Alex (‘in this context’ name) has had so much of success with beautiful girls that he befriends, with a later intention of growing a curved relationship out of.
And el .. the misery he has always lived with or rather tried to shade off is the fast growing attraction that he develops after weeks of occasional meetings with the girls. Same to Fred, his friend and Jeff the bank teller with DFU bank who evesdropped the ‘KB’ and later confessed to be going through the same itch of pain. But we were later joined by Kabox who gave us his exprience since last year which i would rather term as the ‘poaching’ business and for the sake of the miserable, here is the good news to all you who have been in the friendzone for a long time.
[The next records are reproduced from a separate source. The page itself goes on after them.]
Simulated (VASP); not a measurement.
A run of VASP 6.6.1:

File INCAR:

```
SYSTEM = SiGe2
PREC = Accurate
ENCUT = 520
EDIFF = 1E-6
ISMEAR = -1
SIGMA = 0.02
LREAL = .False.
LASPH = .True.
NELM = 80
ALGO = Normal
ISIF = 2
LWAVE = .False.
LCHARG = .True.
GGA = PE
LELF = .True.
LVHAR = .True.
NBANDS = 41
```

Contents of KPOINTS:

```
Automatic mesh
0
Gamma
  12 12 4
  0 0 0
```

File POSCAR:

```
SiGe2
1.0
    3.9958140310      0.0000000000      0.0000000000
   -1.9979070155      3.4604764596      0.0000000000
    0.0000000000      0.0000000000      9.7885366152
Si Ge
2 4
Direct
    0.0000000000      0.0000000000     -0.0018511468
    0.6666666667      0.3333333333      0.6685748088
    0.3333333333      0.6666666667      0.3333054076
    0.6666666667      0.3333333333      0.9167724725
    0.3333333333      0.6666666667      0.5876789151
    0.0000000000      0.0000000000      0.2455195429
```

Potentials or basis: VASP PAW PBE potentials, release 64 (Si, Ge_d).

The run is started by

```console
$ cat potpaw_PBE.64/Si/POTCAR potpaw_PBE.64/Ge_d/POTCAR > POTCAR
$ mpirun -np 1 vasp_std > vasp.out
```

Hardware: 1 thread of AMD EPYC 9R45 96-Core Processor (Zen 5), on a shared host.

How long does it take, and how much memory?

Yes, you can now poach successfully to the boyfriend zone with no additional charges! All you have to do is follow the easy steps I will leave below. But before I go on, I would like to take a few complaints from a few friendzoned guys.
The first is Kelly. He says, “I met Betty at a friend’s party and I went instantly crazy for her. I got her number and fixed a date and she accepted. I went all out with the date and we had a blast but when I let her know my intentions, she went ‘oh, I’m sorry, Kelly but I think we should just be friends.’ I should have left her then but I kept hoping and three years later, I’m still hoping.”
Ooops three years and still hoping…. then Jeff
Jeff says, “Tati is the girl of my dreams but she claims she doesn’t want to ruin a great friendship by dating me. Anytime I ask her out on a date, she brings her friends along. Am I in the friendzone? I want to upgrade. Help!!!”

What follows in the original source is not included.